Day 97-Rondoux Double Creme


As I round out my 100 day journey into cheese, it’s important to remember that not everyone has access to cheese shops in a big city.  Although in theory there are hundreds of cheeses available in Canada-in practice, cheese selection can be quite limited, especially if you live in a small town.  That’s why I was so thrilled to discover the joy of Woolrich Dairy goat brie, and Oka cheese.  Both of these are produced in factories and are widely available, but both totally rock my world.  Cheese can be extremely expensive, especially if it has to be shipped across an ocean to get here, so I really am open to local cheese.  With this is mind I am sampling my last commercially produced Canadian cheese.  This one is called Rondoux Double Creme, and it is produced by the cheese giant Agropur in-where else? Quebec.

The name Agropur may be familiar to readers of this blog, as I discussed it previously in my review of Oka cheese.  Agropur is a large Quebec cooperative that has been making cheese and dairy products since 1937. The Société coopérative agricole du Canton de Granby, eventually became the Agropur cooperative in 2000. It is composed of 86 producers from Granby and the surrounding area.  Agropur is bucking the trend of locally operated cooperatives. It’s influence has spread across Quebec and Canada. Agropur includes brands such as Yoplait, Olympia, and Island Farms. Agropur is ubiquitous.

I have noticed today’s cheese for at least a year at the supermarket. Rondoux Double Creme and it’s Rondoux siblings are all sold in adorable little round wooden boxes, and I am a sucker for good marketing.  By my reckoning, Rondoux is a brie cheese in all but name.  Interestingly, Agropur doesn’t use the “B” word in any of its promotional material for this cheese.  In fact, there is virtually no promotional material for Rondoux Double Creme at all, despite the fact that I see its little wooden box just about everywhere.  This is a little strange, don’t you think?

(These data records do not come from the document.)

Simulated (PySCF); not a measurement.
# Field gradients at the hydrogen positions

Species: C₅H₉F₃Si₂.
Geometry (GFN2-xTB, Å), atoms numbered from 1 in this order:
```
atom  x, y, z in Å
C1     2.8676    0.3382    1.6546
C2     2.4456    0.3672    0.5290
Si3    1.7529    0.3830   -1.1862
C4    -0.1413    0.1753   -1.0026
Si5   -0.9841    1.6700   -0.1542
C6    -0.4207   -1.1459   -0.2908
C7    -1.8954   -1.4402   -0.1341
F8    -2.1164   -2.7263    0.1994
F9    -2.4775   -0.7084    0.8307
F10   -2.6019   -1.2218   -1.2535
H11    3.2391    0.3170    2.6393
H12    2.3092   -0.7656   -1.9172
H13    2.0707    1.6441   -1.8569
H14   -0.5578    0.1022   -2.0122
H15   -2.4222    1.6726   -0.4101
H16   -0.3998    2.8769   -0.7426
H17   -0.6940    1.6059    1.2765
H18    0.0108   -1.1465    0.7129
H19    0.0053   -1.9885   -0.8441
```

As I have mentioned, I am a sucker for marketing.  The instructions on the back of the wooden box state that you can do your own home affinage, (ok, they don’t use that phrase, this is just me).  According to the instructions, this cheese is “young” 40 days before the best before date, and is thus “soft and slightly tart,” it is “semi-ripened” 25 days before the best before date and  “mild and velvety,”  and it is “fully ripened” right before the best before date and “rich and creamy.”  That’s kind of cool. My sample today is almost smack on the best before date. I never before knew this was something to aim for in a cheese.

I don’t know much about the production of Rondoux Double Creme as no one is talking, and I hate that.  As it’s a brie, it’s a young cheese, helped along by some friendly moulds.  It’s made from cow’s milk that is pasteurized.  This cheese is made in the Corneville cheesemaking factory. As this one is a Double Creme, creme is added to the cheese to make it richer, there’s also a triple creme variety out there, but I am trying to finish this blog without getting overly fat, so no thanks. Interestingly, despite the fact that no one seems to be talking about Rondoux Double Creme, this little darling is a rock star!  Rondoux Double Creme WON the 2011 American Cheese society in the SOFT RIPENED CHEESES.  That’s pretty freaking fantastic, I don’t know why Agropur isn’t screaming this from the tops of the mountains, I certainly would if this were my cheese.

My little wedge of  Rondoux is simpering quietly beside me.  It’s an unassuming little cheese.  When I cut into it my knife stuck into the interior and a little bit oozed out. This is a good sign!  There is a white bloomy rind of mould, edible-of course, and a creamy-looking interior with a few small eyes.  The very middle has turned to goo. It smells mildly of mushrooms and toes.

Here goes…

Ahhh.  Freaking fabulous!  Really, this cheese totally rocks!  It’s absolutely divine in flavour, the mushroomy paste matches the creamy, salty and slightly sweet interior. There is a hint of ammonia, but it’s kept in check by a harmonious balance of salt, sweet and unctuous joy.  The texture is great.  The gooey middle is exactly as I hoped: sticky, cloying, melting, sensual-it’s making sweet  love to my tongue and teeth.  Wow, I can’t believe this cheese is this good. I heartily recommend this one if you are looking for a fabulous and affordable little brie from Canada, you can’t go wrong.  This one is definitely, my slice of cheese.